Background
Jerzy Broniowski had no memory of his grandmother’s home in what is now Lviv, Ukraine. He was just an infant when she was forced to leave.
At the end of the Second World War, Poland’s eastern border was fixed along the Bug river. Lands to the east, once Polish, became part of the Soviet Union. Over a million people were sent west, forced to abandon their homes.
Poland later agreed to compensate those people who had lost their properties. Most claims were settled immediately after the war.
Jerzy inherited his grandmother’s property claim from his late mother in 1989. By this time, the state had compensated his family with land. However, it later became clear that the land was worth only a fraction of what they were owed. When Jerzy asked for the rest, he was told there was a land shortage.

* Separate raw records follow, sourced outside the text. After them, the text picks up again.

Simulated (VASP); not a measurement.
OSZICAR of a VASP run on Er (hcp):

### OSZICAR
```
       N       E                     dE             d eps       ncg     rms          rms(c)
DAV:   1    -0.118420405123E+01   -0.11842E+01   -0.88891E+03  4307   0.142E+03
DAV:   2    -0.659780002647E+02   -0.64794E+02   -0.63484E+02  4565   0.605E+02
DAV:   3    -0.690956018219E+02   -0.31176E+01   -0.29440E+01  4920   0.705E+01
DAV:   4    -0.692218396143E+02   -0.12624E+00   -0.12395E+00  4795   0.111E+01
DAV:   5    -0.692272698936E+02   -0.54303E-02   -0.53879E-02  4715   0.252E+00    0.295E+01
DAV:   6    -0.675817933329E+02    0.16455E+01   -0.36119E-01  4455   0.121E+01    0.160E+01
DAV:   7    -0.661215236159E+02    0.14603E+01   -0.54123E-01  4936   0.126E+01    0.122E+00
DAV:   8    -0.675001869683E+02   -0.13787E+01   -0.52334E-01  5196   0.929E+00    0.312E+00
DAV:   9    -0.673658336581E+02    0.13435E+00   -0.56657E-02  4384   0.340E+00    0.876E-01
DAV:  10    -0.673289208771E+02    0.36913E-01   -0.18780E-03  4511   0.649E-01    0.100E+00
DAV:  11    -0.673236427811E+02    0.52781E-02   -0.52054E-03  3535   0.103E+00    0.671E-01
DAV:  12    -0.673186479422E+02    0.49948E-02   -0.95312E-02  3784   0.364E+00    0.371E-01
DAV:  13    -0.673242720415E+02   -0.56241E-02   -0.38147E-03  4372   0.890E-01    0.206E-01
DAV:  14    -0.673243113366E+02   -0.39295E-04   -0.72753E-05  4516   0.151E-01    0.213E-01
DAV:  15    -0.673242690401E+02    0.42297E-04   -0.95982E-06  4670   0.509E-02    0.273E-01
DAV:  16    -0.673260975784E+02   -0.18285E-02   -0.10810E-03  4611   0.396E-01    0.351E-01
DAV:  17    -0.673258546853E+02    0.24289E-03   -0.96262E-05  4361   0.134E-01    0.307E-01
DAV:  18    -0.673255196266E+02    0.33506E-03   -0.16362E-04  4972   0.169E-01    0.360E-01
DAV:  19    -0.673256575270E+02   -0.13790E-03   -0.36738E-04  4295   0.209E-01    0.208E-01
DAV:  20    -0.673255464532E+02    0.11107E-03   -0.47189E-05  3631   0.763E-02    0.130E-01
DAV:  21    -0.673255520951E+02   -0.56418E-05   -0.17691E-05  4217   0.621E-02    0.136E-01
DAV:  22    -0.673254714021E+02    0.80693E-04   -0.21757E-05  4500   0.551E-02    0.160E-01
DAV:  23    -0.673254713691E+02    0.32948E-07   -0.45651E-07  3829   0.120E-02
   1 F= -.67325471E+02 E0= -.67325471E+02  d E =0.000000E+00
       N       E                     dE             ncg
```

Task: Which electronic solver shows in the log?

Other so-called “Bug River” claimants soon began to challenge a series of laws, passed to ease Poland’s transition from communism to democracy, which restricted their ability to receive state property as compensation.
In 2002, Poland’s top court ruled that these restrictions went against the rule of law and the claimants’ property rights.
While the law was changed to allow Bug River claimants to bid for state property, the agencies responsible prevented nearly all auctions from taking place.
Jerzy’s own hopes were shattered when, in December 2003, a new law cancelled Poland’s obligations to those who had already received land in compensation.
There were estimated to be nearly 80,000 Bug River claimants.